Monday, January 12, 2009

60 Minutes: Investment Bankers Affected Oil Price Swings More Than Supply And Demand

Last evening's edition of 60 minutes, and correspondent Steve Croft, again turned their attention to market abnormalities and mischief. This time they addressed the extraordinary and inexplicable increase in oil prices last year which was soon followed by an extraordinary and inexplicable decrease in prices. At the center of these abnormal market activities--and the mischief--they again found the trading offices of the already much maligned investment bankers of Wall Street. According to CBS:

As correspondent Steve Kroft reports, many people believe it was a speculative bubble, not unlike the one that caused the housing crisis, and that it had more to do with traders and speculators on Wall Street than with oil company executives or sheiks in Saudi Arabia.

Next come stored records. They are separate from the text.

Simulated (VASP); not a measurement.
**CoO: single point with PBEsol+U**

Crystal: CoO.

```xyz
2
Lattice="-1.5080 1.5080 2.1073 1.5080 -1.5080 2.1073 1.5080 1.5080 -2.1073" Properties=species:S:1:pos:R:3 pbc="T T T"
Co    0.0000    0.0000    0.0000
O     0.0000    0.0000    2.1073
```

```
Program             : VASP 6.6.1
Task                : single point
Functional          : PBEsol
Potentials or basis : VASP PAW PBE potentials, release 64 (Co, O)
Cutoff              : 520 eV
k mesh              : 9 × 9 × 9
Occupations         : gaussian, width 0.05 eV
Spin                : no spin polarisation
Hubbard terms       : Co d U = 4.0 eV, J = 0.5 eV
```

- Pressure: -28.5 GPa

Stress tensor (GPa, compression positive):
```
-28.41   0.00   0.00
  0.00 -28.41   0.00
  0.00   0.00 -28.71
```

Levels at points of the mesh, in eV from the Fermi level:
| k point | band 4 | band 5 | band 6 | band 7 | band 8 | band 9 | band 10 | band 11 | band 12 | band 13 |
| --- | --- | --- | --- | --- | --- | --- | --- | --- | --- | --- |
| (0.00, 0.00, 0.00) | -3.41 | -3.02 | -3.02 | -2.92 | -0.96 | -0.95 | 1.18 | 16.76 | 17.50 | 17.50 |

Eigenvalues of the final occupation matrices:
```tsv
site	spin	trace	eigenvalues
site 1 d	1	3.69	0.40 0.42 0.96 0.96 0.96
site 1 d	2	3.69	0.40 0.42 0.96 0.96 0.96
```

Oil futures are contracts conveying the right to buy or sell barrels of oil in the future at fixed prices. Like all commodities futures, they are traded on exchanges, which were originally instituted to accomodate hedging transactions by producers and companies toiling in the supply chain of the oil business or other commodities businesses. But over time, not surprisingly, high-risk speculators ventured into these markets; and eventually they would even be sold as legitimate investment vehicles for high-income diversified investors.

According to the experts interviewed by Steve Croft, American investment banks--and notably Morgan Stanley--aggressively marketed investments in oil futures, and became major players in oil markets. And while investment bankers were publicly opining that oil prices had shot up from approximately $70 to $150 per barrel based on market supply and demand, experts reveal that during that time, the supply of oil actually went up, and the demand for it went down. According to those experts, the threat of new regulation and investigations, then the failure of investment banker Lehman Brothers and near failure of AIG, also major players in the oil futures market, drove other investment bankers and hedge funds to the exits. Apparently over $70 billion was thereby removed from the oil futures market. The result: a precipitous, $100 a barrel drop in oil prices.

During this time, the country and most individuals were being yanked up and down, in and out of financial, personal and professional pain. And it appears it was all to accomodate the utterly boundless greed, irresponsibility, and hubris that inheres in the privileged professional ranks of investment banking. Miscreants. Unaccountable, unethical market miscreants.